GNU superoptimiser (xcore port)

XCore Project reviews, ideas, videos and proposals.
richard
Respected Member
Posts: 318
Joined: Tue Dec 15, 2009 12:46 am

GNU superoptimiser (xcore port)

Post by richard »

Version: 2010
Status: Public release
License: GPL
Download: /files/project_builds/superopt.zip

Port of GNU Superoptimiser to the XCore ISA. The GNU superoptimiser is a function sequence generator that uses an exhaustive generate-and-test approach to finding the shortest instruction sequence for a given function. The superoptimizer can't generate very long sequences, unless you have a very fast computer or lots of spare time. The time complexity of the used algorithm is approximately
2n

O(m n )
where m is the number of available instructions on the architecture and n is the shortest sequence for the goal function.


User avatar
segher
XCore Expert
Posts: 844
Joined: Sun Jul 11, 2010 1:31 am

Post by segher »

Nice stuff, this will save me some work :-)

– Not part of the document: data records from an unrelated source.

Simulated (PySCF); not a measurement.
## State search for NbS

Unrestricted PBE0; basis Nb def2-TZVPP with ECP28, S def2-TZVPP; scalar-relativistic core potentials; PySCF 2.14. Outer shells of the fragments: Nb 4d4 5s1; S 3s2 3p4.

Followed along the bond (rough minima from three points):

I notice it misses some things though... e.g.:

$ ./superopt-xcore -fneq0 -assembly
Searching for { r = -(v0 == 0); }
Superoptimizing at cost 1 2
1: sub r1,r0,1
shr r2,r1,r0
2: eq r1,r0,0
sext r1,1
3: eq r1,r0,0
neg r2,r1
[3 sequences found]

Another way to do neq0 is
mkmsk r1,r0 ; sext r1,1
and it can be done with the long arithmetic insns as well, also in two insns if i'm not mistaken.

Would it be hard to make superopt take the insn length into account as well? Or just display it.

Oh, and look at alternative 1 for neq0 above, that's pretty awesome :-)

Finally, can you put the results on all the standard ops somewhere on the web please?
For lazy people like myself ;-)


Segher
richard
Respected Member
Posts: 318
Joined: Tue Dec 15, 2009 12:46 am

Post by richard »

Thanks for your comments, it's great to see people trying it out.

> Another way to do neq0 is
> mkmsk r1,r0 ; sext r1,1

If you plug 0 into r = -(v0 == 0) you get r = -1.
If you plug 0 into mkmsk r1,r0 ; sext r1,1 you get 0, so I think the tool is right. Those instructions instead compute the goal nne0: { r = -(v0 != 0); }:

Searching for goal nne0: { r = -(v0 != 0); }
Superoptimizing at cost 1 2
1: eq r1,r0,0
sub r2,r1,1
2: mkmsk r1,r0
sext r1,1
[2 sequences found]

> and it can be done with the long arithmetic insns as well
It doesn't support instructions with multiple results. It would be nice to extend it to handle these, but I haven't looked into what that would require.

> Would it be hard to make superopt take the insn length into account as well?
This shouldn’t be too hard. There is a variable allowed_cost which is decremented by 1 each time an instruction is added to the sequence. It should just be a case of changing the code to instead decrement the cost by the size of the instruction.
User avatar
segher
XCore Expert
Posts: 844
Joined: Sun Jul 11, 2010 1:31 am

Post by segher »

Whoops, that neq0 vs. nne0 thing really shows it is good to have tools to
do these things, humans get confused :-)

Wrt multiple results, the PowerPC port uses that for addc and that whole
family of insns (all using the carry bit). It might special-case it though.
And when an insn has (say) d,e as outputs, you also need to try e,d
because it takes the highest-numbered reg as final function result.

Insns with multiple results are pretty interesting because you can do
min/max in three insns (instead of the five it finds now).

Insn length... what I meant was prefer shorter insns, but still prefer fewer
insns. I'll just do this by hand, it's sometimes nice to see the longer insns
anyway.

Thanks again,


Segher
User avatar
segher
XCore Expert
Posts: 844
Joined: Sun Jul 11, 2010 1:31 am

Post by segher »

I'm generating all target functions with a max cost of 6 -- will put the result on the web when it finished.
But, hit a snag -- where it should print "r8", it prints "(null)" instead.

I think you should just pretend to have an infinite number of registers, superopt doesn't do register allocation :-)